Indian Prime Minister Manmohan Singh is appealing to a prominent anti-corruption activist to end his 10-day hunger strike, while urging lawmakers to consider all options to make India corruption free.
Mr. Singh told parliament Thursday he wants his government to debate all reform proposals, including the one championed by activist Anna Hazare. The prime minister praised Hazare, saying that he respects the 74-year-old activist's idealism and that his life is "too precious" to waste.
Earlier this month, the Indian parliament proposed the creation of a civil institution, known as a lokpal, to reduce the country's endemic corruption. Hazare opposes the bill, saying it would not hold many government officials, including the prime minister, or the judiciary accountable for corrupt practices.
Hazare responded to the prime minister's comments Thursday, saying he will break his fast only if parliament begins discussing his anti-corruption proposals on Friday. The proposals include the demand that low-level bureaucrats be subject to graft probes.
The activist has been encamped in an open-air venue in New Delhi with thousands of supporters. Hazare began fasting in support of tougher anti-corruption legislation on August 16.
Senior government ministers have held talks with Hazare's aides, but little progress has been made so far.
In the meantime, Mr. Singh's government and members of the opposition have urged Hazare to let doctors feed him intravenously, but the activist has refused.

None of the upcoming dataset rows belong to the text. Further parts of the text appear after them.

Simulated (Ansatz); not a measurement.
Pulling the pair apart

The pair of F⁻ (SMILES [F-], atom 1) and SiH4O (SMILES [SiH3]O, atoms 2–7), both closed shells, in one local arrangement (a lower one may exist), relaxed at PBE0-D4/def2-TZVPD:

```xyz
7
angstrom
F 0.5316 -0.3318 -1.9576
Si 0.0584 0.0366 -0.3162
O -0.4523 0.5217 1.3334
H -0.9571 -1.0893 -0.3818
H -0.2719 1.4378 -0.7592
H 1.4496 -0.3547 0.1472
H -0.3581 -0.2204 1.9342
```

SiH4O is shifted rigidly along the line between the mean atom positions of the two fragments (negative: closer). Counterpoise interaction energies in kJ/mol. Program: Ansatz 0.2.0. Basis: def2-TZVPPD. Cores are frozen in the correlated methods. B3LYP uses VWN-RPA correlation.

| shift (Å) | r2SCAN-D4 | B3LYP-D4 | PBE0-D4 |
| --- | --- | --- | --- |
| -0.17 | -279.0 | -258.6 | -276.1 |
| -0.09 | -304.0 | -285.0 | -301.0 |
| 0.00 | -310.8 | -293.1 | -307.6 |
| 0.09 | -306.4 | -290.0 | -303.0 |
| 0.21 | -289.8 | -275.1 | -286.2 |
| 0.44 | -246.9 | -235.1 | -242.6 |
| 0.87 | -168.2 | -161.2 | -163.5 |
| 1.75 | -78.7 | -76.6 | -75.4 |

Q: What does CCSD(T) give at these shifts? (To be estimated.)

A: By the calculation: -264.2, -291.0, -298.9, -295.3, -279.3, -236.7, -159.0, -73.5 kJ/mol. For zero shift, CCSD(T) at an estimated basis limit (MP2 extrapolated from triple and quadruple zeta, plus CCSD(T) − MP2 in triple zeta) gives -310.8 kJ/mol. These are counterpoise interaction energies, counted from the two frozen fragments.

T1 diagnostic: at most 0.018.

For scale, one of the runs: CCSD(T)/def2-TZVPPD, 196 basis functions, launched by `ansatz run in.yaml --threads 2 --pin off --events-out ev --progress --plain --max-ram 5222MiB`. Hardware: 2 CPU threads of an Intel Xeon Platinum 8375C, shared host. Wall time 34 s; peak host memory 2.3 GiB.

On Wednesday, Hazare told supporters he has lost six kilograms and that his kidney is affected but that they should not worry. His hunger strike has triggered huge anti-corruption protests throughout India.
Popular outrage over corruption has grown steadily in India over the past year, as a series of high-profile corruption scandals has made national headlines. They include the sale of telecommunications licenses at below market value and numerous financial irregularities in India's hosting of the Commonwealth Games last year.